Tottenham’s last visit to Old Trafford prompted one of the great Jose Mourinho outbursts, when the Manchester United boss stormed out of his post-match press conference demanding “respect, respect, respect” following a 3-0 defeat.

It was the kind of eruption that makes you wonder just how much longer Mourinho can maintain the happy-go-lucky persona of the past fortnight, ahead of his much-anticipated return to United on Wednesday night.

Since joining Spurs, the 56-year-old has been determined to cast himself as a new man: humbler, wiser, calmer and, above all, happier. 

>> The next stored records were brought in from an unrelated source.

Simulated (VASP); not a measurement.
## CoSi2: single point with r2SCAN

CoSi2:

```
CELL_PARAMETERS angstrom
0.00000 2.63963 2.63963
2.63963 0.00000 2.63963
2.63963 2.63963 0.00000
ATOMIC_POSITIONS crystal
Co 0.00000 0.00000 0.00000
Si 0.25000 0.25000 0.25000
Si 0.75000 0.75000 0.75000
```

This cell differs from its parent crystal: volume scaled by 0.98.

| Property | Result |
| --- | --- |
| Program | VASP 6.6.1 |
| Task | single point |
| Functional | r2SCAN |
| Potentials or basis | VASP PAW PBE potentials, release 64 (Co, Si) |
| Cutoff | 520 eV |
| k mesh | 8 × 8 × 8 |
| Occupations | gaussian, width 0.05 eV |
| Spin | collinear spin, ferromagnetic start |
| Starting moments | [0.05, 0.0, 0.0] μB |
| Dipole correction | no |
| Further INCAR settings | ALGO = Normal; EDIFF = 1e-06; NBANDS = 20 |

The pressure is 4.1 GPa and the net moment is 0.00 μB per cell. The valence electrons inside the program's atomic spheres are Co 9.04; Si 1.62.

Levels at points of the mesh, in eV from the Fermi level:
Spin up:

At Tuesday’s pre-match briefing, Mourinho described himself as “happy” on 10 separate occasions, quoted Nelson Mandela and repeatedly rejected golden opportunities to stick the knife into his former club, or initiate mind games with his successor, Ole Gunnar Solskjaer.

It was not what we have come to expect from the Portuguese, even if he briefly adopted a similar approach on his return to Chelsea in 2013, and on Tuesday he insisted he is no different to the sour-faced manager who was sacked by United a year ago.

“I am the same guy, I am very happy,” Mourinho said. “Not to ­compare with one year ago. Now is when I am really happy.

“That is a closed chapter for me,” the Spurs boss added of his time at United. “Honestly, Manchester United for me now is in my history book. Like Mr Mandela said, ‘You never lose — you win or you learn’. At United I won and I learned. After you’re sacked, you don’t blame ­anyone.”

Even the least cynical of observers cannot expect this wholesome, cheery Mourinho to continue ­indefinitely and Wednesday night’s match will be an early test of his commitment to the routine.

For all his insistence that his two-and-a-half-year spell at United has been consigned to the past and refusal to question his sacking, there is pride at stake for Mourinho on Wednesday and he will be determined to prove Ed Woodward and Co ­mistaken.

In victory or in defeat, it is easy to imagine the mask slipping, and it will surely be a struggle to keep his emotions in check on the touchline or in front of the cameras post-match.

Perhaps Mourinho truly has learned heartfelt lessons in humility from 11 months in the managerial wilderness but, at the very least, expect an overtly performative show of respect tonight, particularly if Spurs make it four wins on the bounce.

Jose Mourinho has been in a happier mood at Tottenham (Getty Images)

Tottenham’s comfortable victory in August of last year also seemed to ­confirm a growing sense that United needed a more progressive coach, like Mauricio Pochettino, and the contest will also be a test of whether Mourinho is truly a new man in a tactical sense, as well as in manner.

Pochettino promises to be the spectre at the feast for both managers on Wednesday night, given his links to these two clubs, but Mourinho’s three wins so far have been decidedly un-Mourinho-like, with Spurs shipping two goals apiece against West Ham, Olympiacos and Bournemouth, but scoring 10 and looking rampant going forward.

Against the Greeks, at least, Mourinho’s gung-ho approach was more by accident than design after Spurs conceded two early goals and were forced to attack, but the new manager has shown an uncharacteristic willingness to release the shackles.

Dele Alli and Heung-min Son have been freed from the arduous tracking back that was once a requirement for Mourinho’s creative hubs, while right-back Serge Aurier has practically played as a fifth forward.

Even one of the Premier League’s most hapless finishers, Moussa Sissoko, seemed to have a new lease of life in the final third on Saturday, scoring Spurs’s third goal against Bournemouth.

The Mourinho of old would, privately, have gladly taken a goalless draw at Old Trafford.

Putting aside the question of whether this Spurs defence is even capable of keeping a clean sheet, ­Mourinho’s set-up will go some way to revealing if he is truly ready to play on the front foot on every occasion, as Pochettino insisted on doing, often to his peril in big away matches.

Mourinho could add stability to his midfield by recalling Harry Winks ahead of Tanguy Ndombele, while ­Sissoko would offer Aurier more ­protection than Lucas Moura, who scored a brace at Old Trafford last season.

For Spurs, the hope is for the same result but a very different Mourinho.